My entire life, I have longed for a best friend. As a preteen and teen, I consumed books, movies, and TV shows that depicted girls my age with BFF duos that were constantly popping over to each other’s houses, having sleepovers on the regular, and, of course, borrowing each other’s clothes and giggling uproariously over private jokes. I dreamed constantly of having such a person in my life who would know all my secrets and always have my back. That’s how it went, right?

Unfortunately, my childhood years came and went and that never happened.

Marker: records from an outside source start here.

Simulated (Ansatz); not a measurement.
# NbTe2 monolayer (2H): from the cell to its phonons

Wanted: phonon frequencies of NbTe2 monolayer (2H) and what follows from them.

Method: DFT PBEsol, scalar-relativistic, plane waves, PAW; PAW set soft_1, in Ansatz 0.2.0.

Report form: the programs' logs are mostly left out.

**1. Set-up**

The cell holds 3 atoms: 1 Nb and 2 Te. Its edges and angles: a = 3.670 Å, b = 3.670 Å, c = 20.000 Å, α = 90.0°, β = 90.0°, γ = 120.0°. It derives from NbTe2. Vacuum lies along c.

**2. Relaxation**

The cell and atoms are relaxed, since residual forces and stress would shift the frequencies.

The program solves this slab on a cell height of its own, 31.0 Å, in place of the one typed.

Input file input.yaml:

I was a very shy and introverted bookworm type of kid (surprise surprise that I became a writer) and some of my earliest memories involve being terrified at a class sleepover when all of the other girls were dancing and laughing hysterically and playing pranks on each other while I sat, frozen in my borrowed sleeping bag, wishing I could take on a different personality, if just for one night.

As I got older, things didn’t improve much on the friendship front. I remained painfully shy, and, in high school, dealt with the culture shock of transferring to a public school after spending my elementary years at a private school where there were only 12 kids in my entire class. I watched other girls nonchalantly link arms in the hallway as they headed off to lunch together, while I prepared to eat my lunch behind the pillar, alone, where no one could see me (again).

For a long time, I considered my lack of a best friend a personal failure of sorts. What did it say about me that I never found one?

Once I started having kids in my early twenties, it felt like it was time to get over it. I had started my family young and most people my age were still in college or just starting their first adult jobs, so we were in two different worlds anyways. I tried to convince myself that I had my family and that’s all I needed. It’s totally normal for your best friends to be a bunch of toddlers, right?

But the truth is, I was still desperately lonely. And more than just the loneliness itself–which is exacerbated for any new mom of very young children–was the fact that I remained convinced that my lack of a best friend was directly linked to my failures as a person. It was further proof that I was not enough, that I was somehow “less than” because no one wanted to share matching necklaces with me. Or whatever the adult equivalent was.

Eventually, though, In my new life as a mother, I started easily collected “mom friends,” the moms who have come and gone from my life at different times and different seasons; the ones who are parents of children my kids have befriended; the ones who I could count on to text for missing homework or to pick up my own kid if I was running late; the ones with whom I could share an impromptu cup of coffee and conversation, because with kids, there’s always something to talk about. And although none of my mom friends necessarily turned into a ride-and-die BFF,  somewhere along the line, I realized something surprising: I did have friends — a lot of friends — and the fact that I didn’t have a person truly didn’t bother me anymore.

I was finally freed from the feeling that something was missing in my life and, more importantly, I no longer felt like something was missing in me. Because if I’m being honest, for all of those years, I don’t think the problem was ever truly only about a lack of a best friend. The problem was my own deep insecurities. I had longed for a best friend, sure, because it did sound fun as a kid and later, because I was so lonely as a young mom.. but eventually I realized that I’d actually been longing for the validation that a best friend could bring. Having a best friend signifies that yes, I am worthy enough for someone to want to be with me. I am loved. Sure, I’d found a life partner in my husband, but even a spouse isn’t the same as what I imagined came with the bond of a best female friend.

These days, I’m finally learning to be fine with who I am. I’m no longer that awkward 13-year-old wishing I was someone else at a sleepover; instead, I’m a 33-year-old mother of five, admittedly still awkward, but finally, finally learning to love herself the way she is. Still quiet, still introverted beyond belief, and still very much the type who would rather read a book than attend a party. The only thing that’s changed is that I am happy with who I am.

And honestly? It’s such a relief. It’s like I’ve been holding my breath my entire life, just waiting for someone else to accept me, when all I really needed to do was accept myself.

I suppose there’s still a chance that in this lifetime I’ll connect with “the one” BFF, but you know what? I’m not seeking it anymore. I have plenty of people to love and be loved by in my life. These days, I consider it a privilege to have any women at all that I can call friends, best or not, and I’m grateful for all of the mom friends in my life.

And who knows? Maybe one of these days I’ll just buy myself my own darn necklace. Because it’s really been a gift to learn how to make friends with myself.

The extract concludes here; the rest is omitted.